CANMORE – As food insecurity is a top concern for people and food prices continue to soar, Canmore council will soon decide whether to join the Bow Valley Food Alliance’s food charter.
Though all involved in the discussion at the Jan. 18 committee of the whole meeting acknowledged the importance of addressing food security issues, council members were hoping to get a better understanding of what will be expected if they join the Bow Valley Food Alliance (BVFA) charter before signing.
“The ask is that the charter is used as a lens or document to think about council’s work more broadly,” said Lauren Kepkiewicz, a director on BVFA’s board. “When council is thinking of housing, how is food connected to housing and is there a potential win or opportunity to address both housing insecurity and food insecurity at the same time?
“This can go for transportation issues in thinking about how do we ensure community members who do not have access to cars but live far from a grocery store, how are they connected and can they easily get to a place they can buy fresh affordable food?”
With the Town of Canmore having several council-approved policies in place as well as provincial legislation, it’s not uncommon for priorities to conflict with one another.
“In the last few years as we’ve committed as a council to putting things before others, we’ve had those things thrown back in our face. I feel after 11 years in this gig I’m a little burned. There are certain things I’ve signed onto and stuck my hand in the air and wished I could reconsider,” Councillor Joanna McCallum said.
“It’s been used as a weapon and not because we as a council are blind to what’s being asked or the issue on hand, but there’s so many competing priorities. That’s been my largest concern – is that signing onto the charter is going to be weaponized against the community and against council and against me as an individual. I want to understand how that won’t happen.”
Michelle Backhouse, the BVFA’s coordinator, told council the goal is to create a conversation with the charter and food supports, particularly in having different organizations and municipalities work with one another.
“For me, it’s the conversation starter, it’s the uniter and it doesn’t leave anything alone,” she said.

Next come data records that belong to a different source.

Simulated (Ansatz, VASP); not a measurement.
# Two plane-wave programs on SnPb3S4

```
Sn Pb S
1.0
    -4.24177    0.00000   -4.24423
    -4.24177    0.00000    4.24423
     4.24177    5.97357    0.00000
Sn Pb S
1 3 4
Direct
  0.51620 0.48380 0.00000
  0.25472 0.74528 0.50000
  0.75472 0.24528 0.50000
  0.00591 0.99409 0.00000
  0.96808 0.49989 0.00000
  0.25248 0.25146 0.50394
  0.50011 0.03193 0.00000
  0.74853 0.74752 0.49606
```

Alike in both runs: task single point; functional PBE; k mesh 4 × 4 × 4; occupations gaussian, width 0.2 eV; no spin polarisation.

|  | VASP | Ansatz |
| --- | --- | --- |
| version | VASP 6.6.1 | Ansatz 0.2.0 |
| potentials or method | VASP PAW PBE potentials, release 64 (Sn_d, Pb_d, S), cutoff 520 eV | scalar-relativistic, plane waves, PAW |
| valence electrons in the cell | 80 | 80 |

The BVFA was founded in 2016 to address and advocate food concerns and issues in the valley. The organization’s goals aim to support community-based food systems and food security issues that are faced by many residents.
The charter aims to help strengthen local food systems and programs to better address food affordability concerns and accessibility. It also helps with policy guidance for elected officials.
Across Canada, food movements have gained popularity and food charters have been adopted by several municipalities.
In September, the Town of Banff signed the food charter as the second municipality in the valley to do so. Improvement District No. 9 was the first to sign on in April 2020.
Work on the food charter first began in 2018. It include a series of workshops and community conversations over the following year-and-a-half that involved food producers, health practitioners, non-profit organizations, cultural groups and residents.
The charter has eight values that aim to support community-based food systems, accessibility, health and social justice among other priorities.
A two-page letter from the BVFA highlighted how the charter aligns with many of the Town of Canmore's priorities such as its strategic plan, affordability, sustainability, Truth and Reconciliation and wildlife co-existence.
“We are also grateful for the ways that the charter has provided opportunities to begin building relationships between Indigenous and non-Indigenous communities as well as between different municipalities across the Bow Valley,” stated the letter signed by Avni Soma, the vice president of BVFA, and Kepkiewicz. “We look forward to continuing to use the charter as a tool to strengthen pre-existing and build new relationships in the future.”
In the summer, the BVFA released a pair of research reports that examined the strengths and weaknesses of food security in the Town of Canmore and the MD of Bighorn. The two papers also outlined recommendations to potentially help the two municipalities.
The 22-page paper on Canmore listed 10 strengths such as community gardens, cultural food groups and community meals. However, there were also 10 challenges in affordability, social injustice and disparities.
The paper had 11 recommendations for the Town, among them being supporting diverse food systems, developing and advocating for ecologically regenerative food systems and increasing support for community food programs.
The formal ask for Canmore council to join the charter is expected to come as early as February.
“In my mind, dealing with food security is dealing with affordability, dealing with food insecurity is dealing with climate change, so it’s a necessary part of those discussions,” said Mayor Sean Krausert, noting the Canmore Food and Friends weekly dinner passed the 95,000 dinners served mark on Jan. 17.